Nintendo seems to have halted production on all variations of the Nintendo 3DS, marking the first time since 2004 that Nintendo is not producing any dual-screen portable systems.
Nintendo’s Japanese website now lists all the recent hardware variations in the Nintendo 3DS line (the Nintendo 2DS, New Nintendo 2DS LL, and New Nintendo 3DS LL) as “Out of Production.” Nintendo’s US site, meanwhile, seems to have been scrubbed of all mentions of the 3DS: the system’s official landing page now just redirects to Nintendo’s general home page, while Google’s cache and The Internet Archive showed an active promotional page just days ago.

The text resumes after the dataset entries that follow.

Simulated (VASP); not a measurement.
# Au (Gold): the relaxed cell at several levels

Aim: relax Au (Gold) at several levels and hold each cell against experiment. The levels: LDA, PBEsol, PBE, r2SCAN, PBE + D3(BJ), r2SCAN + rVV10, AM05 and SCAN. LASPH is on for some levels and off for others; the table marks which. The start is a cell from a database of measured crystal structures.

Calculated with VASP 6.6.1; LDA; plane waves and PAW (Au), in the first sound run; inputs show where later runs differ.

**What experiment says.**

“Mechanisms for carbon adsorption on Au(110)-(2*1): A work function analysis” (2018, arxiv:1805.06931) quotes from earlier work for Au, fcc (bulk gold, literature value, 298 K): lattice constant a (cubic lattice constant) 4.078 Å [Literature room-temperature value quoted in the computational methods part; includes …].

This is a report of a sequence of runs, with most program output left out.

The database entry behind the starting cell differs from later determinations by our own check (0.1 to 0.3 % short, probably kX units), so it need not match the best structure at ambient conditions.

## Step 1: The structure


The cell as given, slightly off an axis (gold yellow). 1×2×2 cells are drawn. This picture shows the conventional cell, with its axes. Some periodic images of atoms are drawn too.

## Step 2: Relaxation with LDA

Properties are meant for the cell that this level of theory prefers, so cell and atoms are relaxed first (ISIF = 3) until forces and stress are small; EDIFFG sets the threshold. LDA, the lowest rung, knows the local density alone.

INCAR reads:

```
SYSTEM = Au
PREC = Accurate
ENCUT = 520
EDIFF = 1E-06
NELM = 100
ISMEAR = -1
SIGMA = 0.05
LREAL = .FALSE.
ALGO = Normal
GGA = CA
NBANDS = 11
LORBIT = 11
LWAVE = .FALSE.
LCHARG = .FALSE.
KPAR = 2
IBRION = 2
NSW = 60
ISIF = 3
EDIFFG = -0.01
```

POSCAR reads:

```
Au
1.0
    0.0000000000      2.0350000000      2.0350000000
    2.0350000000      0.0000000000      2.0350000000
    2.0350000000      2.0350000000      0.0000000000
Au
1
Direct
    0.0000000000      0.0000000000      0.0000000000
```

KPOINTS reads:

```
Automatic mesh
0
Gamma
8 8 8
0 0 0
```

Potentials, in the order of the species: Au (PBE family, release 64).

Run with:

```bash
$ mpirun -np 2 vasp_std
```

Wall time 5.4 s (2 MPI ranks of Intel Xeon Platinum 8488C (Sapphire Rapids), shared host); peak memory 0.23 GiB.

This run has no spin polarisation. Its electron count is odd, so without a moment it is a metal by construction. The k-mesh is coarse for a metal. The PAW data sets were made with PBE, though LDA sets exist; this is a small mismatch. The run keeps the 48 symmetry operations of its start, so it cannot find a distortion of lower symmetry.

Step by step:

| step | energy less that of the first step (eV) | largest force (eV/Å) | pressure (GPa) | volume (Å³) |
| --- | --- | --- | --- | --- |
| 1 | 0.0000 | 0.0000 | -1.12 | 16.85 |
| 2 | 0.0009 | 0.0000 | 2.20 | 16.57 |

Back in 2017, Nintendo said explicitly that the newly launched Nintendo Switch wouldn’t replace the 3DS. Since then, the company has repeatedly reaffirmed that continued support, saying as recently as last November that the 3DS would be supported into 2020.
But despite a brief sales spike in 2018, by early 2019 Nintendo was acknowledging that 3DS sales were falling “faster than anticipated.” With new 3DS software slowing to a trickle as developers moved to the Switch, last year’s launch of the $200 Switch Lite probably put the final nail in the 3DS coffin (and helped make the earlier portable’s 800×240 resolution look downright antiquated).
A modest success
The 3DS launched in early 2011 counting on a novel (and somewhat gimmicky) glasses-free stereoscopic 3D display to attract new customers. But the system ran into lower-than-expected sales almost immediately, thanks in large part to its $250 price ($290 in 2020 dollars). The original Nintendo DS, by contrast, launched at $150 in 2004 ($208 in 2020 dollars).
Nintendo responded to the lackluster launch with a significant price drop to $170 and a selection of 20 free downloadable classics for early adopters. That quick move helped the 3DS survive as a modest market success, thanks in part to even cheaper hardware options that ditched the stereoscopic 3D screens.